By: Nick Dodds
Show Me A Dinosaur | facebook | bandcamp |
Damn – that wasn’t quite the start to the album I was expecting if I’m being honest! You see, I reviewed these guys a couple of years ago for their last album Dust, and was expecting… well, if not more of the same, I certainly wasn’t expecting to have my ears pinned back instantly with Blackgaze/Post-Metal. Not that that’s a bad thing.
So these Russian boys are back again, and like last time they have evolved their sound considerably. The guitars are cutting, the drums nice and crisp while still managing to sound bleak, and their atmospherics have certainly taken a turn for the darker. Perhaps a sign of the times in Russia, with music imitating life? Definitely not for me to guess safe in my armchair on the other side of the globe. From memory they used to be a three piece, and now they’re four, with that extra guitar lending even more cojones to their sound. So, a clear evolution to an established sound.
Things kick off with ‘Rakev’, the aural assault I was mentioning earlier. There’s not much faffing about at all, with a few seconds of feedback before the blast beat snare and wall of sound come in, pinning you back along with the gutteral/post-metal vocals. There’s a brief lull about 2 minutes in where a slightly eastern motif on the cymbals comes in, before the atonal power chords on the guitars kick in again and the track peaks for the last minute or so. A good solid start to the album.
‘Vjuga’ is up next, with some soft mournful guitars that remind me of Black Heart Procession, or early GY!BE, before we kick back in to the wall of bleakness. I would have liked a little more build up, as those guitars sounded great. A plaintive cry before the anger kicks in. The vocals in this track are a little more pronounced in terms of vocal range (higher to my ears), but they then fade away halfway through to have the guitars come back in, with a riff that sounds eerily familiar, but I can’t quite put my finger on. Some good, concise drumming in the breakdown before it all rips off again, slowly peaking, the vocals dropping back down to a lower range until it ends with a motif of what I imagine is wind whistling over a frozen tundra.

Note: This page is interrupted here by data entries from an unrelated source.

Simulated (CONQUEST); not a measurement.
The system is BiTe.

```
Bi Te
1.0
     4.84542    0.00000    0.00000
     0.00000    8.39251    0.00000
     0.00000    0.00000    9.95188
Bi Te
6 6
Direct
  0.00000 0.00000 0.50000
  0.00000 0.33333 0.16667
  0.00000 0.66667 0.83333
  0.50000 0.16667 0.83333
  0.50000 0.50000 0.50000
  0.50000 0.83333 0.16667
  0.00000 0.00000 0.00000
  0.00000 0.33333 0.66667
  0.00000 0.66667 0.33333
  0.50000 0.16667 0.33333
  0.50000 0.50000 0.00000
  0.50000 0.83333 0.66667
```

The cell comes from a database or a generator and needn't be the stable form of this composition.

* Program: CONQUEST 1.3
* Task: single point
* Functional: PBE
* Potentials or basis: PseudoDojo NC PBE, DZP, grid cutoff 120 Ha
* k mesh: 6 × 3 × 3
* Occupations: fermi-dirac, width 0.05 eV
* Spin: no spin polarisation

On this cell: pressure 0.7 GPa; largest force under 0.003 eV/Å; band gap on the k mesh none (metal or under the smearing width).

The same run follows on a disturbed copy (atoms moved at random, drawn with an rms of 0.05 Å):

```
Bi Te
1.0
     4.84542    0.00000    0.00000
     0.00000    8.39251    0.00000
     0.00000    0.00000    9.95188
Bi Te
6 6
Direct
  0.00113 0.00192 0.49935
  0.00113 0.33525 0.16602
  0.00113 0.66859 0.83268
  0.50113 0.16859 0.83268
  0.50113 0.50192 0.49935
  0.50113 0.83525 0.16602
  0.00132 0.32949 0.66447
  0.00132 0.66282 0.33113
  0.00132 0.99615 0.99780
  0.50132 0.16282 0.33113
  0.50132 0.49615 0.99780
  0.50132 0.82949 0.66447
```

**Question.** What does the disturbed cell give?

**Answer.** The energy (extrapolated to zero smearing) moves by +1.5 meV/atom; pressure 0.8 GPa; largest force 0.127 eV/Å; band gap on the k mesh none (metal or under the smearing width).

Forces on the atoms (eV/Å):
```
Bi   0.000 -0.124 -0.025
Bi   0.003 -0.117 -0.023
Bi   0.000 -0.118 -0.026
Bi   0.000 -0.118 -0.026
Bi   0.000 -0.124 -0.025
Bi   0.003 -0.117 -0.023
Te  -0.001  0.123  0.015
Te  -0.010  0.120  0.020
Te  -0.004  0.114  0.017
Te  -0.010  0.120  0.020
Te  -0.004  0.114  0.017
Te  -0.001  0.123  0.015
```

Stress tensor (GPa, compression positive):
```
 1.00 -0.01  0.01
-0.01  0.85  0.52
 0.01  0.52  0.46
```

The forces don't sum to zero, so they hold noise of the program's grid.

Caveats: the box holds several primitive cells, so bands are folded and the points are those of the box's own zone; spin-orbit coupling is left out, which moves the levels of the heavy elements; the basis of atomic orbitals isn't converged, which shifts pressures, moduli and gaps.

The wind continues onto ‘Ochag’, bleakness and loss dripping onto you as the guitars chime slowly, drenched in soft reverb and echo. It’s a simple track, but I like it a lot. It’s a nice counterpoint from the mayhem of the first couple of songs, and while basic in it’s chord structure and motif, there’s a certain something to a good slow build up that always gets me. Not a filler track, but more of a respite from what has come before, and still to come.
‘Lights’ starts out sounding more like a track from their last album, with melodic guitars and a slightly more upbeat, snappy rhythm forcing the track forward, until the vocals come in again to take over the lead melodic line duties. This is the track on here that seems to bridge the gap the most for me from their last album to this one – it’s also the one that has a little more ‘happiness’ to it. Not melodically as it’s still firmly in a minor key, but perhaps sonically, as the bass and drums chime about. It then descends into the wall of sound for the last part before the finish.
‘Gone’ follows up, adopting a standard (ish) post-rock/shoegaze rhythm with the vocals coming in over the top. Probably my favourite track on the album, this one has a bit of everything. Question and answer guitars, feedback hum, blast beat snare, throaty vocals and the soaring guitar line that permeates so much of these styles… And fuck it, who doesn’t like that sound? It’s epic. Triumphant while still managing to stay grounded. Love it. The last few minutes of this track are the highlight of the album for me.
‘Hearth’ is another ambient track, slowly meandering and weaving through a few minutes of quiet melody while a swell of feedback grows behind it, slowly engulfing the track as a whole. S’funny, how an ambient track like this can provide a moment of quiet contemplation for some, while for others it’s just dissonant noise. I’m firmly in the first camp.
And then we’re into the final track, ‘Wojna’. After a continuation of ‘Hearth’ we get a slow build into the track, no hurry to get anywhere as the drums slowly escalate, the guitars getting ever so slightly faster, the chiming melody and drive ’n’ roll leading the song. After some plaintive vocals we descend into the breakdown, the largest one on the album. It actually almost sounds like the finale, but we’re not quite there yet. The guitars are all that’s left, softly working away and reminding us that we’re not done while the drums slowly build, until with one final explosion it all kicks off one last time, to give us one last peak, getting faster and faster before the a final decrescendo of distortion and reverb, the track collapsing in on itself.
I confess, this release didn’t grab me as much as the previous one, but it is a fair old change. The addition of the vocals seems a little untoward at times, but that’s the direction that they chose to go in, so who am I to judge? Overall a very different direction for them, and a strong showing if that’s the path they choose to continue down.